Skip to content

davide-coccomini/Detecting-Images-Generated-by-Diffusers

Repository files navigation

Detecting Images generated by Diffusers

Code for paper available on Arxiv

This paper explores the task of detecting images generated by text-to-image diffusion models. To evaluate this, we consider images generated from captions in the MSCOCO and Wikimedia datasets using two state-of-the-art models: Stable Diffusion and GLIDE. Our experiments show that it is possible to detect the generated images using simple Multi-Layer Perceptrons (MLPs), starting from features extracted by CLIP, or traditional Convolutional Neural Networks (CNNs). We also observe that models trained on images generated by Stable Diffusion can detect images generated by GLIDE relatively well, however, the reverse is not true. Lastly, we find that incorporating the associated textual information with the images rarely leads to significant improvement in detection results but that the type of subject depicted in the image can have a significant impact on performance. This work provides insights into the feasibility of detecting generated images, and has implications for security and privacy concerns in real-world applications.

approach

Preprocessing

To train and test a new model it is necessary to generate one synthetic image for each prompt available in the two considered datasets.

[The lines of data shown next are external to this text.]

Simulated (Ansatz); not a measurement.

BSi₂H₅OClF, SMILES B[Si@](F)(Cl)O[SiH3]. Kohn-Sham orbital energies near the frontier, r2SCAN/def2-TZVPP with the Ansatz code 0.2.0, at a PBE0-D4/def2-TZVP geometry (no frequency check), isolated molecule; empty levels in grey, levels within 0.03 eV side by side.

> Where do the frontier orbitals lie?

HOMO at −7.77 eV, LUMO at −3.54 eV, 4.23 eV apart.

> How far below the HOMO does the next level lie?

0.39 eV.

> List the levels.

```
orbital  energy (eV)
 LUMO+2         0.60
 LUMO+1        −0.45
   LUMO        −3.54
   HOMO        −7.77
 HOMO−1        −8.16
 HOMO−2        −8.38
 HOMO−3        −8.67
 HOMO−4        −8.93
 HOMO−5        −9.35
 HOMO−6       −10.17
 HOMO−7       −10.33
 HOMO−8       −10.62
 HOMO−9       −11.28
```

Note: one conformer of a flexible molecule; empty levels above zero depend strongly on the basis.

Run the following command to start the generation:

python3 generate_images.py

You can customize it with the following parameters:

  • --workers: Number of workers (Default: 100)
  • --n_samples: Number of fake images generated for each prompt (default: 4)
  • --considered_images: Number of pristine images (and prompts) to be considered from the dataset (default: 6000)
  • --dataset: Which dataset to be used for the generation (0: COCO, 1: Wikipedia) (default: 0)
  • --list_file: Path to the json containing the list of images (default: "../datasets/coco/annotations/captions_val2014.json")
  • --copy_files: If used, the process will also copy the pristine image associated with the caption, it is due for the first running (default: False)
  • --force_captions: Consider only the captions contained in a specific folder (the name of the folders)
  • --excluded_images: Exclude images/captions contained in the paths indicated
  • --output_path: Path in which the images should be saved

This should be run for each dataset and for each part of the dataset (train/val/test). The output folders will look like:

- datasets
  - train
      - Prompt 0
        - Fake Image 0
        - ...
        - ...
        - Fake Image N
        - Pristine Image
       
      - ...
      - ...
      - Prompt N
        - ...
  - val
      - Prompt 0
        - Fake Image 0
        - ...
        - ...
        - Fake Image N
        - Pristine Image
       
      - ...
      - ...
      - Prompt N
        - ...
  - test 
      - Prompt 0
        - Fake Image 0
        - ...
        - ...
        - Fake Image N
        - Pristine Image
       
      - ...
      - ...
      - Prompt N
        - ...

Training

To train a model on the prepared dataset run the following command:

python3 train.py --config path/to/config

You can customize it with the following parameters:

  • --num_epochs: Number of epochs for training (default: 30)
  • --workers: Number of workers (default: 100)
  • --training_path: Path to the training images constructed as in the preprocessing
  • --validation_path: Path to the validation images constructed as in the preprocessing
  • --resume: Path to the weights from which restart the training
  • --model_name: Name of the model to be saved (default: "model")
  • --model_path: Path in which to save the models
  • --gpu_id: ID of GPU to be used
  • --config: Path to the configuration file contained in the config folder
  • --model: Which model to be trained between those available
  • --clip_mode: Which CLIP version should be used and which features should be used in the case of text+image setup (Resnet50 or ViT Features)
  • --mode: If training should be conducted in Image-Only or Image+Text setup
  • --patience: Number of epochs should be waited before stopping for validation loss not improving (default: 5)
  • --use_pretrained: Automatically load pretrained model when available (default: True)
  • --show_stats: Allow additional stats prints (default: True)
  • --logger_name: Path in which save logs

Inference

To test a model on the prepared dataset run the following command:

python3 test.py --config path/to/config --model_weights path/to/model/weights

You can customize it with the following parameters:

  • --workers: Number of workers (default: 100)
  • --test_path: Path containing the test images constructed as in preprocessing
  • --model_weights: Path to the weights of the trained model to be tested
  • --model_name: Name of the model for saving statistics (default: Model)
  • --display_pre: Print some text before the statistics (default: "")
  • --display_post: Print some text after the statistics (default: "")
  • --gpu_id: Id of GPU to be used
  • --config: Path to the configuration file contained in the config folder
  • --model: Model to be tested
  • --clip_mode: Which CLIP version should be used and which features should be used in the case of text+image setup (Resnet50 or ViT Features)
  • --mode: If the test should be conducted in Image-Only or Image+Text setup
  • --show_stats: Allow additional stats prints (default: False)
  • --analyze_tags: (Available only on Wikipedia dataset) Use tags.txt file for error analysis as in the paper (default: False)